Returns a tuple (y,hyout,cyout,rs) given rnn `r`, weights `w`, input `x` and optionally the initial hidden and cell states `hx` and `cx` (`cx` is only used in LSTMs).  `r` and `w` should come from a previous call to `rnninit`.  Both `hx` and `cx` are optional, they are treated as zero arrays if not provided.  The output `y` contains the hidden states of the final layer for each time step, `hyout` and `cyout` give the final hidden and cell states for all layers, `rs` is a buffer the RNN needs for its gradient calculation.

The boolean keyword arguments `hy` and `cy` control whether `hyout` and `cyout` will be output.  By default `hy = (hx!=nothing)` and `cy = (cx!=nothing && r.mode==2)`, i.e. a hidden state will be output if one is provided as input and for cell state we also require an LSTM.  If `hy`/`cy` is `false`, `hyout`/`cyout` will be `nothing`. `batchSizes` can be an integer array that specifies non-uniform batch sizes as explained below. By default `batchSizes=nothing` and the same batch size, `size(x,2)`, is used for all time steps.
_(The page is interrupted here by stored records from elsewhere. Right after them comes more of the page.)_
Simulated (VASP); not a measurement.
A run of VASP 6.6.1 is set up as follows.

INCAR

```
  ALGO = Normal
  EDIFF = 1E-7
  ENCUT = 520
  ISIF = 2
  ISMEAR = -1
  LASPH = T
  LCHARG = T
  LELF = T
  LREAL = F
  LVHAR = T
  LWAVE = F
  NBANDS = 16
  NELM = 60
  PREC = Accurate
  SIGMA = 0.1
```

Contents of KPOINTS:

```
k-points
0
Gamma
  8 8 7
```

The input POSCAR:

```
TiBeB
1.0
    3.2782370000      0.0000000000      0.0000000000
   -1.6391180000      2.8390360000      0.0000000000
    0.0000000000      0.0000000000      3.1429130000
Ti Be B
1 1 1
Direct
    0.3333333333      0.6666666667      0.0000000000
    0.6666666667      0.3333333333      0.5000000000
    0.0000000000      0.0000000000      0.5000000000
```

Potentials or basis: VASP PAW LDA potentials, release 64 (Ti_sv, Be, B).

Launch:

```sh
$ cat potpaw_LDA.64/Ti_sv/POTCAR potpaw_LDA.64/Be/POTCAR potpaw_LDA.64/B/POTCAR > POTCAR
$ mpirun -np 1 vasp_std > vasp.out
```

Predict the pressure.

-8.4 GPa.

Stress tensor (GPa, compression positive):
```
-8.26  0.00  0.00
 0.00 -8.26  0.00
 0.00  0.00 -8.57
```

The input and output dimensions are:

  * `x`: (X,[B,T])
  * `y`: (H/2H,[B,T])
  * `hx`,`cx`,`hyout`,`cyout`: (H,B,L/2L)
  * `batchSizes`: `nothing` or `Vector{Int}(T)`

where X is inputSize, H is hiddenSize, B is batchSize, T is seqLength, L is numLayers.  `x` can be 1, 2, or 3 dimensional.  If `batchSizes==nothing`, a 1-D `x` represents a single instance, a 2-D `x` represents a single minibatch, and a 3-D `x` represents a sequence of identically sized minibatches.  If `batchSizes` is an array of (non-increasing) integers, it gives us the batch size for each time step in the sequence, in which case `sum(batchSizes)` should equal `div(length(x),size(x,1))`. `y` has the same dimensionality as `x`, differing only in its first dimension, which is H if the RNN is unidirectional, 2H if bidirectional.  Hidden vectors `hx`, `cx`, `hyout`, `cyout` all have size (H,B1,L) for unidirectional RNNs, and (H,B1,2L) for bidirectional RNNs where B1 is the size of the first minibatch.